Benzinga.com Scraping Tools

These are the scripts used for the getting the dataset shown here: https://rb.gy/lfqkx1

Getting Started

Prerequisites

All the prerequisite files are in requirements.txt Also, install selenium webdriver firefox.

Installing

  1. Download this repository
  2. Install the requirements via $ pip install -r requirements.txt

Usage

scrape_benzinga.py is for getting scrape data for individual stocks. scrape_benzinga_full.py is for scraping the entire Benzinga news database.
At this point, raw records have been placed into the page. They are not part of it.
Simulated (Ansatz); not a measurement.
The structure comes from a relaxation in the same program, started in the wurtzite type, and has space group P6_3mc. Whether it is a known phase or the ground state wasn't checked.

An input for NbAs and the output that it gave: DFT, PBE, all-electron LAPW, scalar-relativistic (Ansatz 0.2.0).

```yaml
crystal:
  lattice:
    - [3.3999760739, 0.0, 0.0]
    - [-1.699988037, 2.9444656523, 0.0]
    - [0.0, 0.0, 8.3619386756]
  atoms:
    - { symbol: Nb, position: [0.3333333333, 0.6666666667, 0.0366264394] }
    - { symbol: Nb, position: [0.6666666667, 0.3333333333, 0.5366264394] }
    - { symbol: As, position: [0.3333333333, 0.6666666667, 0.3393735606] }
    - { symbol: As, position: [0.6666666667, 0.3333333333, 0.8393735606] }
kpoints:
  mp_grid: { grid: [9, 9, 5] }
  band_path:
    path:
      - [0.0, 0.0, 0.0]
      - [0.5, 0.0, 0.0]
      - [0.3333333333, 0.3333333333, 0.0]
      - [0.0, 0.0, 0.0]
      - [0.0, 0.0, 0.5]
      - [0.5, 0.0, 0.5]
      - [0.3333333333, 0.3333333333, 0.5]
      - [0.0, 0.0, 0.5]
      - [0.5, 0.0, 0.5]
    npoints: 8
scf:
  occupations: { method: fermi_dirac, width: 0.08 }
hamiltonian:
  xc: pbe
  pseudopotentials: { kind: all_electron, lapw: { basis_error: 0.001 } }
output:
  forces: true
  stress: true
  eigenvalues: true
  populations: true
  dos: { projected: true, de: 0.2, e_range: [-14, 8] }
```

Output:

To use scrape_benzinga.py,

  • Put your script in this directory
  • import scrape_benzinga

scrape_benzinga has two functions:

  • get_benzinga_data
  • get_benzinga_data_with_lookback

get_benzinga_data_with_lookback takes 1 argument: stock It returns all analyst ratings, not partner headlines because analyst ratings are the only type of article that can be scraped for their exact dates. I might add partner headline support in the future. get_benzinga_data takes 2 arguments: stock, days_to_lookback This gets the entire history of stock news for the designated stock whose release dates are within the days_to_lookback range: e.g. 7 day lookback returns all articles published earlier than 7 days ago. This function returns both analyst_ratings and partner_headlines

To use scraper_benzinga_full.py, simply call the script via python scraper_benzinga_full.py and follow the prompts shown on the command line.